English Русский Deutsch Български Français Español

Regular expressions (RegEx)

Introduction

Regular expressions are a handy way to specify patterns of text.

With regular expressions you can validate user input, search for some patterns like emails of phone numbers on web pages or in some documents and so on.

Below is the complete regular expressions cheat sheet.

Characters

Simple matches

Any single character (except special regex characters) matches itself. A series of (not special) characters matches that series of characters in the input string.

RegEx Matches
foobar foobar

Non-Printable Characters (escape-codes)

To specify character by its Unicode code, use the prefix \x followed by the hex code. For 3-4 digits code (after U+00FF), enclose the code into braces.

RegEx Matches
\xAB character with 2-digit hex code AB
\x{AB20} character with 1..4-digit hex code AB20
foo\x20bar foo bar (note space in the middle)

There are a number of predefined escape-codes for non-printable characters, like in C language:

RegEx Matches
\t tab (HT/TAB), same as \x09
\n line feed (LF), same as \x0a
\r carriage return (CR), same as \x0d
\f form feed (FF), same as \x0c
\a alarm (BEL), same as \x07
\e escape (ESC), same as \x1b
\cA\cZ
chr(0) to chr(25).
For example, \cI matches the tab-char.
Lower-case letters “a”…”z” are also supported.

Escaping

To represent special regex character (one of .+*?|\()[]{}^$), prefix it with a backslash \. The literal backslash must be escaped too.

RegEx Matches
\^FooBarPtr ^FooBarPtr, this is ^ and not start of line
\[a\] [a], this is not character class

Character Classes

User Character Classes

Character class is a list of characters inside square brackets []. The class matches any single character listed in this class.

RegEx Matches
foob[aeiou]r foobar, foober etc but not foobbr, foobcr etc

You can “invert” the class - if the first character after the [ is ^, then the class matches any character except the characters listed in the class.

RegEx Matches
foob[^aeiou]r foobbr, foobcr etc but not foobar, foober etc

Within a list, the dash - character is used to specify a range, so that a-z represents all characters between a and z, inclusive.

If you want the dash - itself to be a member of a class, put it at the start or end of the list, or escape it with a backslash.

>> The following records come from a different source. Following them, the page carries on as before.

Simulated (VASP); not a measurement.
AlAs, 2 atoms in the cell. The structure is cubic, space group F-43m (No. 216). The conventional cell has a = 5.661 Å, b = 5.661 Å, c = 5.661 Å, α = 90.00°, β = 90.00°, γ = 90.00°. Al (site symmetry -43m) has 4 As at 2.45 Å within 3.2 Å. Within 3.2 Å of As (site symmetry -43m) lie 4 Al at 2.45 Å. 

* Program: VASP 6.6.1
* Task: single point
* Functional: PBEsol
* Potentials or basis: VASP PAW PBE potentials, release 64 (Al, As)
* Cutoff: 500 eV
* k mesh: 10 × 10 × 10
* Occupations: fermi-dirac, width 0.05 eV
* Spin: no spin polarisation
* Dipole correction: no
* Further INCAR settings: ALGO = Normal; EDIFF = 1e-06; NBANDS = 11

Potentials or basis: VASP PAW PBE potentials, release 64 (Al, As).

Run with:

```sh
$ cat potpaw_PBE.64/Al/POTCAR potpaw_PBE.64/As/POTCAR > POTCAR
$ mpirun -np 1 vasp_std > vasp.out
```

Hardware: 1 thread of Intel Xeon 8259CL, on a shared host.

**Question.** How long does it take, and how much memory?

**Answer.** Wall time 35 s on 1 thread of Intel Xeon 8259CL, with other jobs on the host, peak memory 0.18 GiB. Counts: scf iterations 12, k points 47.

If you want ] as part of the class you may place it at the start of list or escape it with a backslash.

RegEx Matches
[-az] a, z and -
[az-] a, z and -
[a\-z] a, z and -
[a-z] characters from a to z
[\n-\x0D] characters from chr(10) to chr(13)

Meta-Classes

There are a number of predefined character classes that keeps regular expressions more compact, “meta-classes”:

RegEx Matches
\w an alphanumeric character, including _
\W a non-alphanumeric
\d a numeric character (same as [0-9])
\D a non-numeric
\s any space (same as [ \t\n\r\f])
\S a non-space
\h
horizontal whitespace: the tab and all characters
in the “space separator” Unicode category
\H not a horizontal whitespace
\v
vertical whitespace: all characters treated as
line-breaks in the Unicode standard
\V not a vertical whitespace

You may use all meta-classes, mentioned in the table above, within user character classes.

RegEx Matches
foob\dr foob1r, foob6r and so on, but not foobar, foobbr and so on
foob[\w\s]r foobar, foob r, foobbr and so on, but not foob1r, foob=r and so on

Note

TRegExpr

Properties SpaceChars and WordChars define character classes \w, \W, \s, \S.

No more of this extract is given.